The booklet contains a list of some of the bylaws which were enacted by county council during the period from 1853 to 1896. Most of the bylaws that are listed in the book pertain to financing the operations of the county. However, there are some bylaws which provide some interesting information about that era of our history. 

Today the cost of maintaining our education system is a popular topic of discussion. For decades we have taken our access to education for granted. Each September our children head back to the classroom without much thought as to the cost of their education. 

In 1892, Grey County council passed a bylaw requiring all students who wished to attend high school to pay "a fee of One Dollar per month during the teaching months, the said fee to be paid at the beginning of each term." 

On June 25, 1892, county council passed Bylaw No. 445, which required all students to pay a fee of 50 cents for entrance examinations. 

Today we are all inundated by telephone marketers trying to sell us products and services. In the 1850s much of the commerce of the area was carried out by peddlers who travelled from farmhouse to farmhouse selling their wares. In 1854, County council enacted a bylaw to control this industry. 

However, the control of this business must have remained some sort of a problem, because two years later council repealed the original bylaw and enacted an updated version. 

During the course of the next 30 years the hawker’s and pedlar’s bylaw was updated on six different occasions; 1865, 1866, 1874, 1876, 1879, and 1885. In 1880, this bylaw was changed on two different occasions. 

In 1890, an attempt was made to fix a licence fee for hawkers and pedlars in accordance with the other terms of the previous version of the bylaw. 

Finally, on Jan. 31, 1891 Grey County council approved Bylaw 419 "To Impose a License on Hawkers, Pedlars and others." 
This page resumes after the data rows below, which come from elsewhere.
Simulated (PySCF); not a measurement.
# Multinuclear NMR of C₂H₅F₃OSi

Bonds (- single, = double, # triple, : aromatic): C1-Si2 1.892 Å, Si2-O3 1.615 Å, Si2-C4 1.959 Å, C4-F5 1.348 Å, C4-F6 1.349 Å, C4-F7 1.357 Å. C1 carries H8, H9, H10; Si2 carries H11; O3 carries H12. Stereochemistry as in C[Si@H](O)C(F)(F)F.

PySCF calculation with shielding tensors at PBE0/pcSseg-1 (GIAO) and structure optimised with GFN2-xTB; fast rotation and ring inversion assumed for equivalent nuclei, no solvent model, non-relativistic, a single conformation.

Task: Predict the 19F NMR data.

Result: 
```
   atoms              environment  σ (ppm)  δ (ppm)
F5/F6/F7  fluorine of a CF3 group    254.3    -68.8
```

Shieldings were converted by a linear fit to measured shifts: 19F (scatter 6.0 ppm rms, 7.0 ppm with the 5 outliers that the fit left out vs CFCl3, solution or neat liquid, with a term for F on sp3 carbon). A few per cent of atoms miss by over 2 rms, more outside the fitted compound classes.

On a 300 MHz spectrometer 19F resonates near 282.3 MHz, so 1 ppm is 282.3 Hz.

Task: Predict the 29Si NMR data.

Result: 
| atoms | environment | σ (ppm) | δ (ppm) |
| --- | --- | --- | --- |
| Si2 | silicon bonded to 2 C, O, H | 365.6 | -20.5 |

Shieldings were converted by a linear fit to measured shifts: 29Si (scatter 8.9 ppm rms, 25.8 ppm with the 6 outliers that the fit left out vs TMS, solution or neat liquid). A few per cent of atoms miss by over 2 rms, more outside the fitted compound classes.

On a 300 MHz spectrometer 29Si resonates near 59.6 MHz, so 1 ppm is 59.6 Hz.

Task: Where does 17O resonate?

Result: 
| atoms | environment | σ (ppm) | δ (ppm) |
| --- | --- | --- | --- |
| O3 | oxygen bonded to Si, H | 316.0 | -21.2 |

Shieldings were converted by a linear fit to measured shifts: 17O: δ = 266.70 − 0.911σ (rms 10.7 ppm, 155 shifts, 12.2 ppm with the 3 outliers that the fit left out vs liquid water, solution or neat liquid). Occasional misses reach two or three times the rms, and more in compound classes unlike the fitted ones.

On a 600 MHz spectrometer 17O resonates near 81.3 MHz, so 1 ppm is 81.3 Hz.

The points covered in this bylaw tell us a lot about the values and circumstances of society in this area in the 1890s. 

Section One states: 

No person shall act as Hawker, Pedlar or Petty Chapman, or carry on petty trades, or go from place to place or to other person's houses, on foot or with any animal bearing or drawing any goods, wares or merchandise for sale, in or with any boat, vessel or other craft, or otherwise carry goods, wares or merchandise for sale in the County of Grey, unless such goods, wares or merchandise have been manufactured within this province, without first obtaining a License for so doing. 

Section Two: restricted such salespersons from selling tea, dry goods or jewelry. 

Section Three: required that any applicants for a license first had to obtain a certificate of good moral character. These certificates could be obtained from any member of the Municipal Council in the community where they resided. 

We can learn a lot about the previous eras of the history of our region from many sources, but government documents such as the bylaws of Grey County are especially important. 

The information used in this column came from the Index to Bylaws published by the County of Grey in 1896.

A version of this article first appeared in my Local History column in the Owen Sound Sun Times on June 2, 2000.